God and Hollywood
The Islamic concept of God has often been called the
most uncompromising monotheism, next to Judaism,
in the world. Islam has a very definite concept of God and how
to understand Him, and it has
no time for concepts that bring God down to the level of human
imagination. With the establishment of Islam
as a third major influence in the religious life of North America,
Muslims must face a new set of challenges and opportunities.
Chief among these is battling the distortions about God and
His nature that appear in the mind of the general public and
in popular culture.
In addition to promoting disbelief in God, a trend that Islam
abhors, today's movies have transformed God into a fun-loving
old man, such as in the Oh, God movies (starring George
Burns) or have typecast Him as a stern, yet fickle being as
portrayed by Dustin Hoffman in Joan of Arc, or even
as a kind of glutton for punishment as in Mel Gibson's The
Passion of the Christ. Given that Christians worship Jesus
as God, the portrayal of a confused blue-eyed flower child in
white robes running around Galilee doesn't help the image of
God either (think of the musical Jesus Christ Superstar).
In Hollywood, God seems to be whatever the director wants Him
to be. Hey, and you don't have to pay Him!
Muslims shun all movies and cartoons about prophets. Disney's
kid-oriented portrayals of such figures as Moses and Joseph
and the never-ending stream of made-for-TV movies about David
and Jesus are considered in poor taste by Muslims, who see any
attempt to represent the physical features of a prophet as wrong.

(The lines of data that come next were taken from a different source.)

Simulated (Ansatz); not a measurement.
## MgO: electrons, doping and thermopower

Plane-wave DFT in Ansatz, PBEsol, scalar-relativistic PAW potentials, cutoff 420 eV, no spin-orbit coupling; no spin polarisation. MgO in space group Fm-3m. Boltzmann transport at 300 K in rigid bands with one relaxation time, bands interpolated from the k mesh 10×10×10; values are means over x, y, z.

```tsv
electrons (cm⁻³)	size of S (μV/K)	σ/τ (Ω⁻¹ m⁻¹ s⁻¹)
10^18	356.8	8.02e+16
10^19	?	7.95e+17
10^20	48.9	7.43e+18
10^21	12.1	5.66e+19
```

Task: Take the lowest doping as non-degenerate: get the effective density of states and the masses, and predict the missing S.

By showing the face of a prophet, these movies and cartoons
give people a false idea about what the prophet looked like
and thus they begin to judge the prophet by the actor's looks
and performance. People become less interested in the prophet's
teachings and more so in his charisma. When
was the last time you saw an unattractive man playing the part
of a prophet? How many such movies made you desire to transform
your life? These kinds of cinematic
portrayals offer a good story, not a God-inspired way of living,
which is, incidentally, what the prophets really stood for.